Shhh….no one needs to know that you are reducing your stress. Quietly, whenever things are in chaos, you can at least take off the edge of stress with this technique. No one will suspect what’s up.
Deep breathe a few times
It is as simple as breathing, but you have got to do it right. In my workshops and when coaching individuals, I show them a shot glass and a normal sized coffee mug. I hold the shot glass up to the my chest, above my heart and say:
“Most people when they are under stress, either breath just to the top of their lungs or if things are really going to heck in a hand basket, they hold their breath. Great for underwater sponge or pearl divers but not good for the rest of us. You need more than a shot glass for of air to think well, to have choices of how you are going to react, and to stay out of trouble.”
I put away the shot glass and hold up the coffee mug and press into my stomach area at my navel.

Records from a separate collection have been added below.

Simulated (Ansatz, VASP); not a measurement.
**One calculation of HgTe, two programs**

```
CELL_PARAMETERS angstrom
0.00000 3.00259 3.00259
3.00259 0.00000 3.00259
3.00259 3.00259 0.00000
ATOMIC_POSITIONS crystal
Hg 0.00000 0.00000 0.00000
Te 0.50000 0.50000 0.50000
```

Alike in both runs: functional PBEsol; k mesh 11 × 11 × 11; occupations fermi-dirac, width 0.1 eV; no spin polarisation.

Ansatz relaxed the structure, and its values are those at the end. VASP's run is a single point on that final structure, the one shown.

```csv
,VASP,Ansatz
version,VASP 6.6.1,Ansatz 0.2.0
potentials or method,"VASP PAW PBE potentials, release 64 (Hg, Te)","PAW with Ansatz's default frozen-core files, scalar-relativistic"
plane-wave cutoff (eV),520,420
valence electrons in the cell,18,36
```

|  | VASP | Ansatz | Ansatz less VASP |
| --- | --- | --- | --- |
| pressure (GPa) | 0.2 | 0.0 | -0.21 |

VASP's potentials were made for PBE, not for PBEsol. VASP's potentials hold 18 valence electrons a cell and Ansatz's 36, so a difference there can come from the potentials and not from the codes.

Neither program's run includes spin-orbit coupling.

“Pretend you have this coffee mug right here, under your rib cage, in your belly. Now breathe in and think of pulling your breath all the way down to the coffee mug without bothering to fill the rest of your lungs. Push out your belly to make more room as more air comes down. Don’t over do it, just breath but breath down to your “coffee mug.” “
Do: To bring down your stress, fill your belly coffee cup by breathing in for 5 or 6 seconds. Hold for a few seconds and exhale. Repeat. Do this about 4 or 5 times and you will have taken your edge off.
If you want to, go ahead and keep breathing this way for several more minutes. Since you are not over doing it, you will not hyperventilate. You will feel different as you bring more oxygen to the point in your lungs where it can be easily absorbed.
No one will be the wiser, but your body will thank you.
When most people think of relaxation, they are underwhelmed. They “know” that it is something they “need” but it sounds like knowing that broccoli is good for you and that you need to add it to your diet. Most people are not impressed. Sadly, they are not motivated to explore the true realm of relaxation.
Relaxation is more than something that is good for our body. Relaxation is the doorway to most of those experiences we consider as making a life worth living. That’s the big view. Relaxation reduces our built-in negativity bias, that is seeing the threats and risks of life around every corner even if there are no threats or risks there. Our long ago ancestors needed this to survive, but we carry too much of this. Relaxation brings ups the powers within us to see with a positivity bias—seeing good, potential, and creativity around most corners. This is not a false vision. Positive stuff is out there and stress has been blinding us.
Think of the time you were last on vacation or at least had the opportunity to take a good break from your normal life. It took a few days to tune down the previous work-a-day focus. By the third day, something was happening to you. You probably found yourself not only more energized, but also curious, more observant, clear-headed, open to helping others, thinking of possibilities, savoring, appreciating, and day-dreaming. You were becoming, without effort, the product of the forces of relaxation and that was changing your mind, heart, and body.
Relaxation pushes us into the positive realm. The positive realm is powerful. It opens us to new ideas, new relationships, and renewed self-promises to follow our dreams. Sounds corny but it is how we are hardwired. Bring down stress enough and by default, we go to the positive realm. No choice, really, that is how we are built.
To get really crazy, at the far end of the positive realm lies deep experiences of flow and mystical experience. Flow is feeling so connected to what you are doing that you feel bonded to it in some mysterious way. Time stops and the center of your focus enlivens. Mystical experience, properly defined, comes in a few different flavors. The most commonly experienced form is feeling part of something much bigger than one’s self and that some how the world is alive. The old mystics (and the new ones) get to these places by turning down stress and turning up openness, curiosity, and generosity—all bi-products of relaxation. You can’t get to these places with a furrowed brow and an anxious mind.
If we stop defining relaxation as something that is good for us like broccoli and flossing and instead learn to jump into the river of relaxation, we will discover a whole, broad, positive world.